I don't know about you, but now that's it's a new month, it's time for me to identify new priorities and then set some specific goals for their accomplishment. I know the value of having specific goals in each area of my life, and by becoming clear on exactly where I want to be by the end of each year, I can begin feeling good now as I imagine myself as already having achieved them. It's an empowering way to live!
So many people still ask me what the secret to successful goal setting is, so I thought I'd share with you one of the basic principles of goal setting. The most effective way to set goals is to start by using the SMART principles of goal setting. SMART goals give you a proven format and a much better chance of following through and achieving them.
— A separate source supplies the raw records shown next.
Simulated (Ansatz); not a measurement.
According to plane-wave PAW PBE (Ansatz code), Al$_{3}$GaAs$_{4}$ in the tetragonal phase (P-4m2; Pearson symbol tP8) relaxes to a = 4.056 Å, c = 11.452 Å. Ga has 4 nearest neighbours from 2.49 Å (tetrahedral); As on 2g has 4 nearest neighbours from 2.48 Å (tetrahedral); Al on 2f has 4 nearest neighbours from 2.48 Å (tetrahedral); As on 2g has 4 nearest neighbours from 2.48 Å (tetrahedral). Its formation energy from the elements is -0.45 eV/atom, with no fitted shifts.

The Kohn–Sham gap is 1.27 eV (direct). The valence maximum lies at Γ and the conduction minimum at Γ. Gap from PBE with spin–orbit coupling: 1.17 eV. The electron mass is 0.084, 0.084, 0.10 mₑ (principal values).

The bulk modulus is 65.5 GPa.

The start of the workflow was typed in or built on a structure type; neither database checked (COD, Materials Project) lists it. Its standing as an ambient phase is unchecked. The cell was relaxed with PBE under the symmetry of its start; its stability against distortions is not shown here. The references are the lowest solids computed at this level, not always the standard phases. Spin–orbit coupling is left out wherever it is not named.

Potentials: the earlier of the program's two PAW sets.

By the way, these SMART principles of goal setting also work extremely well when setting goals within a company, department, or sales team. Here they are:
- Specific: Goals must be specific. You can't say that you want more money, because if you did I'd hand you a dollar and BAM - you'd have more money! How much more money? Know all the details like: Where will it be kept? (Bank account? Mutual Fund? Stock Fund? CD earning 4%?) Where will it come from? (Salary + Overtime? Commission? Bonus? Sales Contest winnings?)
Knowing the specifics about your goal (in any area) helps you envision it more clearly, and anything you hold clearly in your mind you move towards that much faster. Plus, having specific goals have the added benefit of being measurable.
- Measurable: The most important thing about a measurable goal is that it keeps you motivated. If you weren't able to track your progress, you'd lose interest real quick. Imagine a race without a finish line. Or a sales contest without an end or way of telling who was winning.
By making your goals measurable, you'll be able to get excited, stay motivated, and even reward yourself each time a new milestone is reached.
- Attainable: Not only must your goals be attainable, but they must be believable. The number one rule for all goal setting is that you must set a goal that deep down you believe you can accomplish. If not, then you'll end up quitting as soon as the going gets tough.
In other words, you want to set a goal that is going to make you stretch a bit to achieve it, but don't make it extreme. Think about what would really excite you if you achieved it, and then think about what you are willing to do to actually to reach it. Once you've identified something you really want and you believe is within your reach, then set it and go to work.
- Relevant: To be effective, especially in the long term, your goals should be relevant to your values and to what you consider to be meaningful. Many goals get tossed by the wayside because in the course of working for them, people find they just aren't willing to give up certain behaviors because the payoff of those behaviors is more important than the goals.
For example, if earning an additional $20,000 in the next six months is a goal you have, but it will require overtime every day, and working weekends, then you may quickly find that spending time with your family and watching football on Sunday are more important to you than the additional money. If so, then ask yourself: What is a relevant goal in terms of money and your lifestyle?
In other words, what is really important to you, and what are you willing to do to reach a goal?
- Time-bound: Goals must have a starting point, a completion date, and even fixed durations (especially in work related situations). Without specific deadlines, many goals get overtaken by the day to day activities and the demands of life. If you set a goal in January to take an awesome vacation, then I'll bet you're still waiting to plan it. Whereas if you set a goal to visit England and France before the kids go back to school, I'll bet you're leaving next week!
Now a word of clarification: While I believe some goals are more effective when they have a time line (especially goals that involve other people's participation or contribution), I also believe that time lines on personal improvement goals can be counterproductive. In these areas it's best work on changing your self-image or picture first, because behavior and goal achievement will always follow. But more on that later...
The bottom line is that SMART goals have a much higher chance for success than goals that don't contain these time proven principles. If you want to finish your year strong, then do yourself a favor and come up with 5, 8, or even 10 or more specific goals that you're committed to achieving by the end of this year.
After you have them, make them SMART and you'll be well on your way to a successful year.